I gave you the rundown on the antique cannonball bed, so let’s talk about that back wall – specifically, the curtain rod!
How to Build a Curtain Rod of Any Length
When redesigning the room, I knew I wanted to turn the bed so it sat between the windows. I wanted to create a cohesive wall and something a little different, so I jumped on this inspiration picture:
I loved how the long curtain rod drew the room together and played with symmetry in the best way! So, I set my mind on figuring out how to make that happen.
What you need:
- Dowel rod (at least 1.5 inches thick)
- Decorative end caps
- Dowel screws
- Wall braces
- Wood filler
- Stain color of your choice
- Two people
- A plan to get a very long rod into the space where you want it. (Trust me that you need a plan to get a very long piece of wood up two flights of stairs and around many corners 😉 )
Simply measure the length of the wall and decide how much space you want your curtain rod + end caps to take. I used two 8 foot rods and end caps about 4 inches long/ea. I left 1.5 inches between the side walls and the ends of the caps.
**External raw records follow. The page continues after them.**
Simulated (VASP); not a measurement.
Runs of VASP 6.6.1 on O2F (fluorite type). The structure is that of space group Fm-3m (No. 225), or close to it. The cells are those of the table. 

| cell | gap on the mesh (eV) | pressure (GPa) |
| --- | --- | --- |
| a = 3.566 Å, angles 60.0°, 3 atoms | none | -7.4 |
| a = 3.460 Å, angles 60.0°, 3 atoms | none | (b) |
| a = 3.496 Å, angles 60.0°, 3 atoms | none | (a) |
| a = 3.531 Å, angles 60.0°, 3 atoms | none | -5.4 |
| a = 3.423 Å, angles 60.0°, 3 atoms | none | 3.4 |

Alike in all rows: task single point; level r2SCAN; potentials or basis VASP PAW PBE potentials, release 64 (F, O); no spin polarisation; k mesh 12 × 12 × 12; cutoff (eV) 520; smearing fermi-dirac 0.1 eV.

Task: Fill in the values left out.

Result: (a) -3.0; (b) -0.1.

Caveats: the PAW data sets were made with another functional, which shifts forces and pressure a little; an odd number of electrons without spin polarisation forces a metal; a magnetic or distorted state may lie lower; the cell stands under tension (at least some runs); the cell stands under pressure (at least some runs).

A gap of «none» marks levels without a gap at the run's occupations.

Attach dowel rods together using dowel screws. This will be wobbly, so be sure you have a flat place you can lay it down. This is where a second set of hands comes in “handy” – you need a lot of support in order to not strain the joints.
Drill holes in the end of the rod (now one piece) for the end caps. Don’t attach these yet – you still have to slide your curtain onto the rod! Lesson learned the hard way there…
Use the wood filler to fill the spaces between the joints. This may take more than one layer.
While the wood filler is drying, stain your end caps and wall braces.
When the filler is dry, sand the rough edges and stain the rod; when dry, put a coat of polyurethane on all the pieces to give them some seal and shine.
Measure and mount the wall braces. We used a total of six braces. You want to make sure there is support under each of the joints between the dowel rods; I added an extra on the end because I wanted more static curtains (as opposed to those you could drag along the whole rod).
Now it’s time to put your curtain on and make sure everything hangs how you want it. Once you’re satisfied with that, simply put the whole kit and caboodle on the wall! Screw in your stained end caps, and you’re done!
You can still see the joints at eye level, but from the floor (where most people walk ;)) there is no visible line. More wood filler and glue can solve this problem if it bothers you.
You can adapt this project to any space! You could cut longer dowel rods to make your own shorter curtain rods, or join as many dowel rods as you like to create one big rod. We purchased all of the supplies at our local Lowe’s.